Common support of a common fire
department does not affect the individual titles of ownership to individual
properties. But unless the owners do arrange for common support they will wake
up one day to find that their title deeds are indeed perfect but they apply to a
pile of rubble and charred beams. A
title deed in a safe deposit box does not insure protection from fire and many
other forms of trouble and loss. Only the wise and proper exercise of the
rights and powers inherent in the title deed can afford protection. The same with sovereignty. The proper exercise
of sovereign rights protects sovereignty; the failure to properly exercise
sovereign rights puts it in jeopardy.
Much of the current confusion over
the term sovereignty comes from those who are willing from personal or party
advantage to promote discord between the United States and other nations.
Usually the nations they seem to hate most can be our chief allies. They shout
that they will never permit any flag to substitute for the Stars and Stripes. We need never abandon our flag.

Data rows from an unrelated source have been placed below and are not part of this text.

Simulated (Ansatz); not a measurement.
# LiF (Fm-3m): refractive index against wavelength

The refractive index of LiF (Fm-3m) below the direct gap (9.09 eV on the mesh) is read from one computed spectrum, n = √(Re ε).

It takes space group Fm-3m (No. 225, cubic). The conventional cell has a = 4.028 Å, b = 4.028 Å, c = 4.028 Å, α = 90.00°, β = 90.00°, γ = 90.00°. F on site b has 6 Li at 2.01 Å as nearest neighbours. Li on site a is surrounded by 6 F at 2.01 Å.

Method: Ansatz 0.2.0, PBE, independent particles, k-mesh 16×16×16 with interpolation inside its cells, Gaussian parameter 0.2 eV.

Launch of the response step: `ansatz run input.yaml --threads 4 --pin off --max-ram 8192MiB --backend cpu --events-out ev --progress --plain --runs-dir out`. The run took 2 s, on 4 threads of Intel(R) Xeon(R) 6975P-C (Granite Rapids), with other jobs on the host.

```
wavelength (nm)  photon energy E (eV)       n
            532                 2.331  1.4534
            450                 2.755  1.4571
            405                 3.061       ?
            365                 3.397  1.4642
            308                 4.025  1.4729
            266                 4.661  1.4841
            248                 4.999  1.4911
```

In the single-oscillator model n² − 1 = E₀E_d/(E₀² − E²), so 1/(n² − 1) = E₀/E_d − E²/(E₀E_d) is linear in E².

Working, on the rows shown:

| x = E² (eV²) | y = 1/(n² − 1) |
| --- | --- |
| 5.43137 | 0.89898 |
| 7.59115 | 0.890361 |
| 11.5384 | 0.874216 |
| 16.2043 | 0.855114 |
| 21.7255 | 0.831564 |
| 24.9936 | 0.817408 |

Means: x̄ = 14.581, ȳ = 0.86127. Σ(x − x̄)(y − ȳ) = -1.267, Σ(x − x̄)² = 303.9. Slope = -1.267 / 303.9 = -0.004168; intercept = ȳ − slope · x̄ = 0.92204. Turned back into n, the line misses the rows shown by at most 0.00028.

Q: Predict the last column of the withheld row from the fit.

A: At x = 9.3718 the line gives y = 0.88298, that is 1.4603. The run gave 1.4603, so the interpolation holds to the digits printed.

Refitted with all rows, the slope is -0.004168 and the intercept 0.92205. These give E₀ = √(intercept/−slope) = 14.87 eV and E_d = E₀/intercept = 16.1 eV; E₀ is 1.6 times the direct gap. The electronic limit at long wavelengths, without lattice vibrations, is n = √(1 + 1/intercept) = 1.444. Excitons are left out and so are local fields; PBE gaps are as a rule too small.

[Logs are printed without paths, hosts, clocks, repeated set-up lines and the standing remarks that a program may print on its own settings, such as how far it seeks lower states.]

Today we try to find the right road
through the complicated problems raised by the War on Terrorism. We should not
be surprised or discouraged when we feel unfriendly toward those who threaten
us. We have done many things which are baffling and threatening to them. Under
our constitutional system our government is not permitted to make commitments
regarding future action to the same extent they are allowed to do under their
systems. No one can read the future
exactly and what we all are searching for is a means to safeguard our nations
from future shocks in unpredictable situations. It would be a sad commentary on human
intelligence if great peoples allowed irritations caused by occasional
uncertainties to make them cynical. We must not despair. We must not give up the search maximize the freedom and security that
all people want. It can be achieved if we
have the faith to act in common.
Arguments used against international
cooperation pretend to be rational. They
fear our loss of freedom and security. But in fact, independent policies ensure
we will lose one or both.
Fewer Americans now favor this
closed mindset. Rational Americans can look
at the problem of sovereignty without personal or party bias and ask: What specific actions are necessary and
wise for the extension of the use of our sovereignty?
Here opinions differ wildly. Assuming that some action is proper, and that
many forms of action may be necessary, disagreement is natural and healthy.
Agreement can and should be reached by argument and mutual give and take. As the war against terrorism evolves,
proposals as to how the peaceable nations of the earth should organize to
prevent more atrocities will multiply and take more definite shape. And they need to be examined and discussed in
detail. Let us enter this great debate with the object of coming to an
agreement instead of an irreconcilable spirit determined to vindicate a
particular point of view.
In the League of Nations debate of 1919 and 1920 the
sharpest differences of opinion within this country arose over the question
whether the United States should commit itself to the use of force in upholding
international agreements. Friends and foes alike of the proposed international
organization saw that this would be the test of its usefulness. Persons who
wished to prevent the United States from joining any world organization at all
inflamed emotions and awakened prejudice by proclaiming that such a commitment
would be "treason." Those who wanted to make the organization the
instrument for preventing a second world war saw that it would succeed or fail
according to the willingness of member states to pledge themselves to the use
of force to maintain the rule of law, by an agreed procedure and in agreed
The same essential debate took place
after World War II. Today this is still
the core of the decision which we must take. Are we willing only to talk when any situation
arises which plainly threatens war? Or
are we willing, in agreed circumstances, to act, to prevent it?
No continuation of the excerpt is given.